Another alternative I could think of would be to create one table per answer type, i.e., one for multiple-choice questions, one for free text questions, etc.. That's not so generic, it would lead to a lot of union joins, I think and I would have to add a table if a new answer type is invented.

Sorry for boring you with all this text and thank you for your input!

Cheers,
Alex

I have successfully built such a system - Robbe Morris replied to Alex on 06-Jan-11 10:31 AM

but won't give you all the details because it would be giving away to much of our intellectual property.  I will say this though, the correct answer is a normalized and centralized data structure.  Our system has only 5 tables that deal with question and answer data.  The rest of the tables deal with rendering the user interface.  In total, we have less than 30 tables including simple lookup/cross reference tables.

The stackover flow suggested answer with 7 votes is on track to what you need but has serious relationship flaws that affect its flexibility and data mining capabilities.  Look at its tight integration and move towards a more loosely coupled design.

That's all ya get. :)

As an fyi... I used to be a senior engineer for the IT research firm Gartner.  Made my living building sophisticated data capture and decision making software for IT executives to use.  In other words, I've seen the upfront challenges you are facing as well as the more complex challenges and evolution of data mining requirements that are coming your way.

Pat Hartman replied to Alex on 07-Jan-11 02:31 AM
I don't have a survey app that I can share but here's some stuff from an Insurance app that will show you how to do what you need to do with an EAV structure.  The FieldType defines what type of data the field (answer in your case) will hold.  The ControlType defines what type of control will be used to display the data.  And, the combo data source holds the name of a query that will be used to populate the RowSource when the ControlType is Combo.

The following is a picture of the data entry form.  It lists the fields (questions) in the specified order for this product type.  The field name (question) is displayed and the Value field is used to hold the "answer".  There are two pictures following.  The first shows what the form looks like when the cursor is in a text or memo field and the second shows what happens when the cursor is in a combo field.  See how the down arrow appears on each row.  This is an Access issue that I was never able to overcome due to the way properties are handled on a continuous or datasheet form.  Since the issue is visual only, the users easily learn to live with it.

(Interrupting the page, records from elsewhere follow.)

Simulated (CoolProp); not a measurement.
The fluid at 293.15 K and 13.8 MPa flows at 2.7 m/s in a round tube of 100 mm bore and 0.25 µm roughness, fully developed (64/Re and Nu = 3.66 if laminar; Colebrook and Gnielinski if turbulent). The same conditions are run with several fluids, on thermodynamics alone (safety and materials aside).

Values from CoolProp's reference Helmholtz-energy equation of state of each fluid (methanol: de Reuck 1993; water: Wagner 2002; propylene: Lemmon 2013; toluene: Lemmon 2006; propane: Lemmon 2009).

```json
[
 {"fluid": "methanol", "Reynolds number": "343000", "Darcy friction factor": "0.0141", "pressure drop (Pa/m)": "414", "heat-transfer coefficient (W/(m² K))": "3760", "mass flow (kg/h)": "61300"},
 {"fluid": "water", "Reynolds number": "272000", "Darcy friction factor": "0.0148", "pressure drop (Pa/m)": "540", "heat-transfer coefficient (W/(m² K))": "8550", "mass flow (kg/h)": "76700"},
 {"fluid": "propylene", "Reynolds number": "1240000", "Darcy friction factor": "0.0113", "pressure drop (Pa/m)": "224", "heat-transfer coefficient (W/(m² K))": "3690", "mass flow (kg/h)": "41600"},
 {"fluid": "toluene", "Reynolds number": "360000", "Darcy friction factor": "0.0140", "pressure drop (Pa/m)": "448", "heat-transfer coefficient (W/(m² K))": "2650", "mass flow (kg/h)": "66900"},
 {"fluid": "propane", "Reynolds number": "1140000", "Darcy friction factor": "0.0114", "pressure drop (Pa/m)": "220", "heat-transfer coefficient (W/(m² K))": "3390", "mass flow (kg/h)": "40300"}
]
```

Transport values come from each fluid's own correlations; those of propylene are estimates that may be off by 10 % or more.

Alex replied to Pat Hartman on 07-Jan-11 04:46 AM
Robbe & Pat,

Thanks for both of your replies.

I'm still unsure as to what exactly my Answers table(s) should look like in the database. I tend to treating answers as entities in their own right and not properties of a respondent. This means I need one or more tables with one row per answer. The problem is that answers are of different data types, depending on the corresponding question (e.g., multiple choice, free text). I don't want to squeeze them all in a sql_variant column, because it would make integrity constraints more cumbersome (and I'm worried about performance, although I don't really know about that). So I have to decide between having one Answers table with one column per data type and one Answers table per data type. The former leads to n(answers types) -1 null values per row, the latter leads to multiple tables for the same kind of entity.

What would you do?

Thank you
Alex
Pat Hartman replied to Alex on 07-Jan-11 06:13 PM
In the application I posted pictures of, the number of rows in the "answers" table grew to over a million rows.  When it exceeded 500,000, I took a couple of hours and upsized from Jet to SQL server (which had always been the plan).  The table grows by about a million rows per year and each year, policies older than 18 months old are archived.  They are still kept in the company's main policy application of course but this app is only used for collecting the initial data and producing the policy documents via Word automation.  Archiving keeps the app from being unmanageable.  

This app grew out of a client's need for responsiveness from IT to support growing product options.  With their "flat" web app, it was taking 3 months to create the tables and build the forms to support a new product (survey).  With the design I chose, the client didn't need IT support at all to define a new product(survey).  He simply defined new fields (questions) as needed including their data type, control type, and combo RowSource query if necessary).  They then defined a new product (survey) and picked the fields (questions) to be included and specified the order in which they should be displayed.  The ultimate result was an app that could grow quickly with the business and a new product could be created within a few hours or days depending on how many Word documents (and how different they were from other docs) needed to be created.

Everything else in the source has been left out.